If you are unable to make the full repayments on the debt you owe, you may need to consider an IVA. An IVA will put in place an agreement with your creditors to repay your debt over a period of time (typically five years). 

There are typically some qualifying criteria. You may need to prove that you have a regular and predictable income in order to set up an IVA. This is because an IVA requires you to make a set number of payments over a long period. It is also helpful if you have at least £100 a month in disposable income. Alternatively, you can sell something or remortgage your home in order to raise a lump sum to contribute towards the IVA.

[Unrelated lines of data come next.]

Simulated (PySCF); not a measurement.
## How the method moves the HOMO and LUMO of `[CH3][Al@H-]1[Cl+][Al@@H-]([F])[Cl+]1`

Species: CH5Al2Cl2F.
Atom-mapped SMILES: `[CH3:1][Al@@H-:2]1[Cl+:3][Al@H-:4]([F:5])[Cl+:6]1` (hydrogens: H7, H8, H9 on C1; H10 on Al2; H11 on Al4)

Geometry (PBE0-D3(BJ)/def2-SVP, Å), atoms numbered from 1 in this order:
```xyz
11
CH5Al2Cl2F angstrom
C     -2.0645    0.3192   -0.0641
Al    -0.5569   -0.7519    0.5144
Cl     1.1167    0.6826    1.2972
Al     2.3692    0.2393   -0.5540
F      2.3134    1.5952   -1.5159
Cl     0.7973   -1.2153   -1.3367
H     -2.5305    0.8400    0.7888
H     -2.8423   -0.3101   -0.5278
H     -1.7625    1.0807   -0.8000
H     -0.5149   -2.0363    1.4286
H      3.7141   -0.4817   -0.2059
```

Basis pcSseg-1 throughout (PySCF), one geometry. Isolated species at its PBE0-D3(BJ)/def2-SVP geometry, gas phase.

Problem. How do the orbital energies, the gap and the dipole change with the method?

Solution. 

First things first though, as an IVA needs to be set up by an insolvency practitioner and approved by a court. Your insolvency practitioner will work out what you can afford to repay and the period of time it will take you to repay your debt. 

It is worth knowing that an IVA will start if the creditors holding 75% of your debt agree to it. Any creditors who disagree, but are in the minority, will then be required to adhere to the IVA. 

Also, a CCJ (county court judgement) can be included in your IVA. This means that if you have a CCJ in place, once your IVA starts, all debt repayments will be made through the IVA.

How does an IVA work?

As mentioned above, your insolvency practitioner will work out how much you can afford to repay each month and over what period of time, and this will be agreed between you and your creditors. 

As for the practicalities, you will make your monthly payments to your insolvency practitioner, who will then distribute the money among your creditors. Once you have completed your IVA and repaid your debt, you will receive a completion certificate. Three months later, the record of your IVA will be removed from the Individual Insolvency Register.

A word of warning: as with any financial commitment, there are repercussions if you miss payments. Your insolvency practitioner can cancel the IVA if you do not keep up your repayments, and therefore make you bankrupt.

Is an IVA the right move?

Whether or not an IVA suits your situation is down to your personal circumstances. The benefit of an IVA is that it gives you more control than bankruptcy (largely relating to if you own property or a car), but an IVA is not without risks.

Any savings or personal pension plans you have will usually be used to pay your creditors, and if you own property you may be required to remortgage it.

Having an IVA will  impact your ability to apply for credit in the future, although some credit cards are designed for those with bad credit and may still consider your application.

Also, insolvency practitioners’ services don’t come for free. Insolvency practitioner fees average around £5,000, but this will be rolled into your monthly payments.


If you have found yourself in a spiral of debt, an IVA gives you a structured repayment plan and freezes your existing debt. Although there are risks and an IVA can be costly, it allows you to have more control than if you were made bankrupt.

The upside is that once you have completed your IVA, it is removed from the Individual Insolvency Register. While you may have to declare an IVA when applying for some financial products, the end result is hopefully that you are debt free and looking ahead to the future.